Download LawSchool dataset directly from SEAPHE
http://www.seaphe.org/databases.php
This way we can remove the dependency on tempeh. We can essentially copy this file (preserving the copyright notice): https://github.com/microsoft/tempeh/blob/main/tempeh/datasets/seaphe_datasets.py
See also meps_datasets.py for another example of downloading/unzipping.
Relevant files: tempeh_datasets.py law_school_gpa_dataset.py
See demo_grid_search_reduction_regression_sklearn.ipynb for example usage.
Behavior should be essentially the same as tempeh except dropping of NAs can be handled later so these should be kept.
Possible Tasks:
- [x] Ensure the license permits open source us
- [x] Verify that this dataset is appropriate for fairness tasks and subset it accordingly (removing un-necessary columns etc.)

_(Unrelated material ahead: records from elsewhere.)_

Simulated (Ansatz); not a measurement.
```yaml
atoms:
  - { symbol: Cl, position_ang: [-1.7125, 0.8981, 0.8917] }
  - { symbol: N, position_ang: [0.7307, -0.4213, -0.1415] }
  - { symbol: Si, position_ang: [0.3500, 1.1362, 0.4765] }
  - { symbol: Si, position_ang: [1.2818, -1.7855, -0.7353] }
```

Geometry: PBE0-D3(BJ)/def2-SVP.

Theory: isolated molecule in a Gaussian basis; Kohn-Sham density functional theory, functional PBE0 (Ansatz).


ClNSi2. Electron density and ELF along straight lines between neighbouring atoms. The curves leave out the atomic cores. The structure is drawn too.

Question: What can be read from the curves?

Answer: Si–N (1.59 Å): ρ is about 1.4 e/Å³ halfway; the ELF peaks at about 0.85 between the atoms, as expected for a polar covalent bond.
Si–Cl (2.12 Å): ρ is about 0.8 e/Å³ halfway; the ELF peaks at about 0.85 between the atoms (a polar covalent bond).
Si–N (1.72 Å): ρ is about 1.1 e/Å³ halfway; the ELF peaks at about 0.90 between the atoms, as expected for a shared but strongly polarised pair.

- [x] Ensure we have instance level records with protected attributes and outcomes
- [ ] First create sklearn-compatible dataset (dataframe) and an appropriate "classic" dataset (second priority)
- [x] Create a simple notebook where the dataset is consumed and simple fairness measures and computed at least.
- [ ] DO NOT download and incorporate the data, rather include a function that will do this since data is not hosted in AIF360.
please assign me this issue.
Can I get this issue assigned